After a mere 100 days, University President Mary Sue Coleman has reduced the gap between students and herself and plans to continue to expand upon available opportunities in order to enrich the already thriving University community.
“I’ve really enjoyed getting to know the people here,” she said. “They’re just really good people.”
Although she gives credit to the talented and friendly staff she works with, Coleman said it is her previous experience that has allowed her to assimilate so quickly into her role as president. After working as president of the University of Iowa for seven years, she said she understands that complicated situations will inevitably arise, but said she has learned to confront these challenges.
“I look at them as great opportunities too,” Coleman said, adding it is important not to let current problems impact future success.
She said she is constantly trying to increase her awareness of pressing issues facing students. Coleman said she combines this willingness to listen with an ability to determine the right time to act in a way that facilitates resolution.
“It’s always a challenge, but I love doing it and will continue to do it,” she said.
Coleman said she tries to recruit new faculty members, to listen to the interests of student groups and to raise money in order to enhance the undergraduate experience.
“Almost everything I do is ultimately for the benefit of students,” Coleman said. She has made an effort to attend campus events in order to support students and learn more about the University community, she said. Coleman added she believes it is important not only to be a visible figure on campus, but also to maintain a presence across the state so that people in Michigan know more about the University and have reasons to support it.
“It’s so positive for our entire environment,” she said. “This is a real decentralized place.”
She said her role as president demands that she maintain a stable educational environment, but she admits that the strength of the University stems from the accomplishments of the students. “It’s exciting to me to see this energy,” Coleman said. “Students here are so engaged.”

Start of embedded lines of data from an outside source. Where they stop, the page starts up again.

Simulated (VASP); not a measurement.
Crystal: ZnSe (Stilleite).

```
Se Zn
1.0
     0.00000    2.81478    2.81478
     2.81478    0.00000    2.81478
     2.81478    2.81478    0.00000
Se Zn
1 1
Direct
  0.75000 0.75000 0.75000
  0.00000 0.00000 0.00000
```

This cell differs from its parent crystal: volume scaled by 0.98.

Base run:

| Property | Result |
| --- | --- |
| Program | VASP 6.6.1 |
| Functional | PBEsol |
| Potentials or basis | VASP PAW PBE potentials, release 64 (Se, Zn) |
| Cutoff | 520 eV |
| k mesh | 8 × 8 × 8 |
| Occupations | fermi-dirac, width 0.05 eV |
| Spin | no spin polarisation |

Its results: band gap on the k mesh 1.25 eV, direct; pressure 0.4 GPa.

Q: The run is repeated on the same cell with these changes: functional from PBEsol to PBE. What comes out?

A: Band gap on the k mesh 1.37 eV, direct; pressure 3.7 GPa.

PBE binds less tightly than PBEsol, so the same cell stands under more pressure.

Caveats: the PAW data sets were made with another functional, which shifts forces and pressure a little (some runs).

She said it is the students’ interests in a range of areas, including world issues, that set them apart from students attending other universities.
The main difference between the University of Iowa and the University of Michigan, Coleman said, is the increased size of Michigan’s student body, which provides additional complexity.
In the future, she said she hopes to encourage students to take advantage of all the opportunities available to them at the University. But if the student body continues to do what it has always done, Coleman said, it will remain on a path toward success.